One thing most people say about this movie is how much Oscar (Inside Llewyn Davis) Isaac reminds them of a younger Al Pacino. In a good way, they hasten to add. But as an observation, it doesn’t go anywhere near penetrating the sheer imitation madness going on here. Isaac, who plays Abel Morales, owner of a beleaguered 1980s New York heating oil company, also trance channels Armand (The Mambo Kings) Assante in his camel coat and soulful coiffure. Jessica Chastain seems to be doing a Madeleine Stowe in The Two Jakes take, and the movie feels as if it were shot in the New York noir twilight perfected by late, great cinematographer Gordon Willis, of The Godfather and Manhattan fame. The polite word for this is pastiche.
It would be wrong to call this film overly derivative. Most crime melodramas use revenge as the driving motivation. This film tells the story of a man passionately devoted to making his business run as clean as possible in a lawlessness era. We see 1980s New York from the perspective of drivers who are being highjacked and beaten while their handsome, brooding boss refuses to let them take guns out on the trucks. But we see Abel (get the ref?) wrestling with the wastefulness of violence. It’s High Noon in New York.

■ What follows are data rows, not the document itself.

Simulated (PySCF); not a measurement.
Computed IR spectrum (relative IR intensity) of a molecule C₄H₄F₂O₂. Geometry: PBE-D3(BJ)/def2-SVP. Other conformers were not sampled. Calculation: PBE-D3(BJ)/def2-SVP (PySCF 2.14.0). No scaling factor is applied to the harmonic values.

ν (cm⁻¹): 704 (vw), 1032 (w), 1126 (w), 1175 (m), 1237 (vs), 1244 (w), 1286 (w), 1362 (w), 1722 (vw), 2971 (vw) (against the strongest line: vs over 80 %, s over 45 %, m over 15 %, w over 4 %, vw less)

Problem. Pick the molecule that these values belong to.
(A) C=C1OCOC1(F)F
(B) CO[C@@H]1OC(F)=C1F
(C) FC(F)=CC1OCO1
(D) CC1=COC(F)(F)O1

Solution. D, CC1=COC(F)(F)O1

Director J.C. Chandor’s third feature film reminds me most of the Coen brothers’ brilliant redigestion of The Glass Key in their great masterpiece Miller’s Crossing, complete with lyrical urban views in the snow. Yet Chandor’s vision of the darkened world is decidedly more optimistic. It’s a fallen world, but Abel stands convinced that people can choose the least corrupt path and succeed; you “always try to do the most right thing.” In The Godfather, Michael Corleone invokes the now-familiar mantra “it’s business, not personal” before bumping someone off. Chandor makes the world of personal business seem possibly moral, and that’s a new kind of shot in the arm.